To mitigate the cost of higher education for students, the Ohio Library and Information Network (OhioLINK) launched the Affordable Learning Ohio initiative. The initiative is helping faculty members at Ohio colleges and universities develop, discover, and utilize no- or low-cost-to-student teaching materials, including Open Education Resources (OER), library-owned resources, and OhioLINK-negotiated Inclusive Access textbooks.
OhioLINK, a division of the Ohio Department of Higher Education (ODHE), created the Affordable Learning Course Redesign Grant in March 2022 to help accelerate adoption of OERs and remove barriers to use. The program offers two grant funding cycles, in the spring and fall, to help faculty members identify OERs that complement their curricula.
“College affordability is a top priority of the DeWine-Husted Administration and the Ohio Department of Higher Education,” said ODHE Chancellor Randy Gardner. “OhioLINK’s Affordable Learning Course Redesign Grant program is a great example of the innovative ways we are addressing the issue for students in Ohio as well as colleges and universities.”
“Reducing the burden of Ohio students’ textbook costs is one of the goals of OhioLINK’s Affordable Learning Ohio Initiative,” said OhioLINK Executive Director Amy Pawlowski. “Over the last few years, we have focused efforts on identifying how faculty can replace higher-cost commercial textbooks with no-cost resources, such as by using readily available library materials or modifying Open Educational Resources that can be shared with other educators.”
Faculty positive about impact
During its first year of implementation, the Affordable Learning Course Redesign Grant program provided support to 59 faculty at 26 institutions across Ohio. The faculty used the grants to revamp a wide variety of courses during a three-week training experience and personalized reviews of their own syllabi to identify open resources, with preference given to faculty teaching high-enrollment courses.
“The strong response to OhioLINK’s call for applications indicates that Ohio faculty are eager for support while they learn how to adapt their existing syllabi to utilize relevant no-cost open course materials,” said Anna Bendo, director of OhioLINK’s affordable learning initiatives. “The program attracted a high number of instructors from private and two-year colleges, as well as four-year public institutions.”
In addition to helping faculty members incorporate OERs into specific classes within the upcoming academic year, the course helped instructors see how they could broadly adopt OERs in their teaching, according to the program’s survey results. Participants also reported that they would advocate for OERs in their academic units and educate colleagues about the benefits of use.
“The use of OERs is something I have considered for a while, and an opportunity such as this was just the boost that I needed to be able set aside the time to engage and dig deeper,” said Lori Long, Professor and Burton D. Morgan Endowed Chair in Entrepreneurial Studies at Baldwin Wallace University.
The Affordable Learning Course Redesign Grant helped dispel myths about OERs that may have dissuaded faculty from using them previously, according to course survey results. Faculty learned that OERs can be high-quality, vetted, and peer-reviewed; represent a large range of subjects; and are easy to use.
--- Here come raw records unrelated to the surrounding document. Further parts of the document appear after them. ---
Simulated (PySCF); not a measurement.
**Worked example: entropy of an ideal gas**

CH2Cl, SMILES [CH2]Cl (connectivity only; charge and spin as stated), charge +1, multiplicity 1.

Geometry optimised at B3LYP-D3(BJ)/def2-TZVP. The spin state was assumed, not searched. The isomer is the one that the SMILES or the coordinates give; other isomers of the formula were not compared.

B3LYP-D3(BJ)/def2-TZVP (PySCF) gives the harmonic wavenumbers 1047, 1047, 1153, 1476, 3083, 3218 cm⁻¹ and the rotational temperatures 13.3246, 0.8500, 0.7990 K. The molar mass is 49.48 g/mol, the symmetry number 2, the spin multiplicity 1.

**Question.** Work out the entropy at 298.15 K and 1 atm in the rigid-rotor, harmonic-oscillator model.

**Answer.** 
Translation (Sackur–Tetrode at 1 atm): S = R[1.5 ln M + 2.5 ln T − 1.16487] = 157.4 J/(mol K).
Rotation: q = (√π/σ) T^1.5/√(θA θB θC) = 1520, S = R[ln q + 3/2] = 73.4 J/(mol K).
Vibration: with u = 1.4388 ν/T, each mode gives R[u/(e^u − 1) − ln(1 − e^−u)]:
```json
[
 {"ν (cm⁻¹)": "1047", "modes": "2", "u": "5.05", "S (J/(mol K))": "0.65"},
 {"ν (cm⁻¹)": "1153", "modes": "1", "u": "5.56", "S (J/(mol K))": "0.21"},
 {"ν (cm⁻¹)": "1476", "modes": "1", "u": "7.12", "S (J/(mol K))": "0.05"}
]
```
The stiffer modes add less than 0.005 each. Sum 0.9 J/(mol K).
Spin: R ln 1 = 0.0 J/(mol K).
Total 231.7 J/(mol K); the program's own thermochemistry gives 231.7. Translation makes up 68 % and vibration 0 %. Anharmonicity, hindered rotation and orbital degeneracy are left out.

Faculty who participated in the first cohort of the program in spring 2022 reported various other benefits. They found that using OERs allowed them to add variety and breadth to their course materials without any additional cost. In addition, OERs freed instructors from “teaching to the text” so they could incorporate more innovative teaching practices.
OERs also provide an opportunity for educators to collaborate and customize materials, the faculty said. These “living documents” can more easily incorporate the latest research and scholarship and help faculty better align materials with DEI goals and the College Credit Plus program, they noted.
Mandi Goodsett, Performing Arts and Humanities Librarian and OER and Copyright Advisor at Cleveland State University, helped faculty enrolled in the OhioLINK program identify relevant OER resources for their redesigned curricula.
Significant return on investment in first year
“Support for faculty to transition to affordable and openly licensed course materials is crucial,” Goodsett said. “Programs like this one from OhioLINK are so important for giving faculty the resources and assistance they need, and it’s clear that it has a real impact!”
In addition to helping faculty create dynamic, relevant curricula, OERs play an important role in keeping higher education affordable for students. The first round of grants, totaling $18,000 funded by OhioLINK and the Midwest Higher Education Compact, was completed in spring semester 2022. By fall semester 673 students had saved $71,942, according to information submitted by the grant applicants, and the savings will continue growing in subsequent semesters.
“As faculty, it is important for us to embrace change that can not only enhance our students’ education, but can also be more affordable and practical,” said program participant Denise Pacholski, Adult Gero Primary Care Nurse Practitioner Concentration Coordinator at Kent State University.
In addition, research has shown that students who use OERs in the classroom complete their courses at a higher rate. Karin Hooks, Associate Professor and Chair of the English Department at Lorain County Community College, observed this outcome in a recent class.
“I taught the course this summer and all 20 students enrolled finished the course successfully,” Hooks said. “Not a single withdrawal or failure—an almost unprecedented experience. And students loved the course! My heartfelt thanks for the OhioLINK OER Course Redesign Grant that funded the work and supported student success.”
OhioLINK will continue to offer the Affordable Learning Course Redesign Grant program in 2023 to support faculty seeking new resources for their spring and fall semester courses. Applications will be solicited in March for the spring cohort, who will participate in the program during April and May. The fall program is expected to start in November and finish in early 2024.
Find more information about OhioLINK’s Affordable Learning Ohio Initiative.
Established in 1992, the Ohio Library and Information Network (OhioLINK) is Ohio’s statewide academic library consortium, serving 88 institutions plus the State Library of Ohio. Delivering both IT infrastructure and content negotiation, OhioLINK provides students, researchers, faculty, and staff with access to valuable digital research collections at a fraction of the cost if those collections were purchased by individual institutions. OhioLINK also connects library services, print and digital collections among its member institutions and manages collaborative services aimed at reducing students’ cost of higher education in Ohio, including eTutoring and Affordable Learning. A member of the Ohio Technology Consortium of the Ohio Department of Higher Education, OhioLINK creates a competitive advantage for its member institutions and supports student and researcher success across Ohio. Learn more at ohiolink.edu.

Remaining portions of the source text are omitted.